Hello all. I figured I should probably post an introduction at some point. Been an atheist for about 3 years now. Really I think my conversion to atheism started when I was in middle school. I grew up in a non-denominational Christian home. I was bullied quite a bit and remember asking god for it to stop.
It eventually did in High School so I stopped thinking about religion until I got out of High school and went pretty much directly into the Army. In boot camp I had trouble passing my PT test, because to be honest my recruiter kinda fudged my score a bit. I had to retake the PT test several times. I remembered praying for god to help me pass my PT test the night before each morning I was supposed to take a retake. God never did. The ironic thing was the one night before a retake that I didn't pray, I ended up passing it. At that point I thought, either prayer doesn't work or God was just trying to tell me I had to do things on my own. Either way it started to make me think about my religion.

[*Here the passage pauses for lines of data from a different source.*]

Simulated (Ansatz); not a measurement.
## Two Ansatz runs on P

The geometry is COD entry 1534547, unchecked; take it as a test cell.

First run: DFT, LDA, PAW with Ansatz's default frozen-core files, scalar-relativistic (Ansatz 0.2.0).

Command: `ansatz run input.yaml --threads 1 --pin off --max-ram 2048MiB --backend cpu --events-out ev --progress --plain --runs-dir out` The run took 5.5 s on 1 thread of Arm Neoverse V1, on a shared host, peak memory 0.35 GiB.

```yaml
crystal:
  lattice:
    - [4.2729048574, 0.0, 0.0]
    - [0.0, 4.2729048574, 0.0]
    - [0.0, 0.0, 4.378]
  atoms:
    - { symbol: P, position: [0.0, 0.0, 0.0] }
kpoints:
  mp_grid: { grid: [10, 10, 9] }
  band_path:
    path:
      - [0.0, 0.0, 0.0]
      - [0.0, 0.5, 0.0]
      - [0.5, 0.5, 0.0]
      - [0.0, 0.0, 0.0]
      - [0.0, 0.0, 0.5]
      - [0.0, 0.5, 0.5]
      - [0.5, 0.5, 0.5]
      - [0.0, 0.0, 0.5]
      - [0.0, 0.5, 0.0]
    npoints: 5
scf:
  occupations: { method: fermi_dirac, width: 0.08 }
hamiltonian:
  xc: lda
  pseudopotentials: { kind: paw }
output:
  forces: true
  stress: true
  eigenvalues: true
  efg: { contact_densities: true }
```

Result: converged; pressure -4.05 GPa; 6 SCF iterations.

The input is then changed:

In AIT, which came right after basic, I settled on the fact that prayer didn't work and decided to further question my beliefs. Back home (I'm in the reserves) I started talking with my religious friend about things and really learned quite a bit about Christianity. My belief started to crumble around me, but what was the final straw was when I read Leviticus. It took me a while, but I finally reached my boiling point and had to tell someone what I believed.
I ended up telling my mom one morning, about this time last year, and she didn't take it as well as I thought she would. I am thankful she didn't disown me, but at the same time she kind of swept it under the rug. Right now it's just something I'm not supposed to talk about around her or the family. Her and my dad are the only ones in the family know. Some close friends know as well. Anyways, that's about it.